Exclusive: JD.com Online Grocery Unit in Talks for U.S. Listing Next Year
Dada-JD Daojia, the online grocery and delivery venture of China’s e-commerce giant JD.com, is in talks for a U.S. initial public offering (IPO) next year to raise between $500 million and $1 billion, Caixin learned from a person close to the company.
Dada-JD Daojia has launched talks with several banks and investment banks for an IPO on Nasdaq in 2020, according to the person, who is close to the company’s senior management. The company is seeking cornerstone investors for the offering, said the person, who declined to be named.
Dada-JD Daojia was formed in April 2016 by merging crowd-sourced logistics provider Dada and JD.com’s online-to-offline e-commerce arm JD Daojia. The company completed a $500 million funding round in August last year from JD.com and U.S. retail giant Walmart Inc. JD.com currently holds 47.5% of Dada-JD Daojia, while Walmart owns 10%.
Dada-JD Daojia started considering a U.S. listing late last year and has launched internal restructuring as preparation, the source said. Money raised from the offering will be mainly used to supplement operating capital and provide incentives for customers and delivery staffers.
Dada-JD Daojia declined to comment.
Shoppers can now place orders for groceries and fresh food from Dada-JD Daojia’s platform, which connects with more than 100,000 supermarkets and grocery stores. Since late 2016, Dada-JD Daojia has included some Walmart stores in its system. Now, the platform connects with 290 Walmart stores, or 70% of Walmart’s total stores operating in China.
The IPO plan reflects Dada-JD Daojia’s needs for more capital to expand in China’s white-hot online grocery market and compete with rivals including Meituan Dianping, Alibaba-backed Ele.me and Hema.
A company employee said the platforms compete fiercely and rely heavily on subsidies to attract new shoppers and expand market share. Dada-JD Daojia has spent on average of 80 million yuan ($11.4 million) monthly on incentives to customers and delivery people, exceeding revenue, the source said.
Dada-JD Daojia has tried to cut subsidies to its delivery team, but that has led to worker departures and a decline in orders, the source said.
“Compared with food takeout, grocery delivery is less frequent, and it is more difficult to support a huge crowd-sourced delivery team,” the source said, adding that the company is actively seeking new business fronts.

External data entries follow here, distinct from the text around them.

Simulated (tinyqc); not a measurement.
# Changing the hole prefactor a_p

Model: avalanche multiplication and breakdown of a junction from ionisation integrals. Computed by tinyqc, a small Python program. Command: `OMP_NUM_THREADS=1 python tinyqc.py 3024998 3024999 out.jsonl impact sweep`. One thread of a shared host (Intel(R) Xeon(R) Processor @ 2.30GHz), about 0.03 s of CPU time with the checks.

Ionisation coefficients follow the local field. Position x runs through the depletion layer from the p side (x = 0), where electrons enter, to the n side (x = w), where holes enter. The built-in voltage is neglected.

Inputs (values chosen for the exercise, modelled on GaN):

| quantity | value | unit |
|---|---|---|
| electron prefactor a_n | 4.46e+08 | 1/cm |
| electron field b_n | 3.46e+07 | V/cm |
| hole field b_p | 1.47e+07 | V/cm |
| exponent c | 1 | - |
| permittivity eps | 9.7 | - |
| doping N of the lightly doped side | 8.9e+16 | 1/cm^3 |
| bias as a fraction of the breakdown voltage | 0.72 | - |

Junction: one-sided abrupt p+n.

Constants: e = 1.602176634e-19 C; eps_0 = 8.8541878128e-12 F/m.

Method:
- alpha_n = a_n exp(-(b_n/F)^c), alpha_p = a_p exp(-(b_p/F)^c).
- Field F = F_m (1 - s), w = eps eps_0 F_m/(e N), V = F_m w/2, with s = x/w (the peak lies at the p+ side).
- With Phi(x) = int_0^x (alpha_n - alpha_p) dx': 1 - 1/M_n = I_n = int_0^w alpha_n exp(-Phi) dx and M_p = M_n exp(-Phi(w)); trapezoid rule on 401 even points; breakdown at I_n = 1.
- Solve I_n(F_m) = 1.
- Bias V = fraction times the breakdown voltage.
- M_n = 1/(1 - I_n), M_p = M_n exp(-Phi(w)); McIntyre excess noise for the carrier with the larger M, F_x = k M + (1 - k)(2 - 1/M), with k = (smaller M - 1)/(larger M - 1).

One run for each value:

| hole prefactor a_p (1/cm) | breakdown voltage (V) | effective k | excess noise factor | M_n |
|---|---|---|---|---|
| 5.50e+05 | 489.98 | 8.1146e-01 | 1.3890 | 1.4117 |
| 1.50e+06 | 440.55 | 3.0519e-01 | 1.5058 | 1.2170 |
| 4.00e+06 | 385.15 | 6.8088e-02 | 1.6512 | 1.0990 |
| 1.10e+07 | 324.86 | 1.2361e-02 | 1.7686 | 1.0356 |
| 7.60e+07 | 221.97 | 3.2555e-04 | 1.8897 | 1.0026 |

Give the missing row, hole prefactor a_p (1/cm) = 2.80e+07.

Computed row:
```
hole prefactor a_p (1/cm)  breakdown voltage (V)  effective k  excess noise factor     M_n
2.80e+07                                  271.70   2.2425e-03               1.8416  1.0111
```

Caixin learned that Dada-JD Daojia has posted widening losses over the past two years. The company said in a statement that the losses are within expectations and the company is optimizing operations to reduce losses. Dada-JD Daojia has seen business improving with fast revenue growth and declining debts. It posted a 300% annual compound growth rate for revenue with an 11% widening of losses, the company said.
Last week, JD.com reported stronger-than-expected second-quarter earnings with net income swinging to 618.8 million ($90.1 million) from a loss of 2.21 billion a year ago. Revenue rose 22.9% to 150.28 billion yuan from 122.29 billion yuan.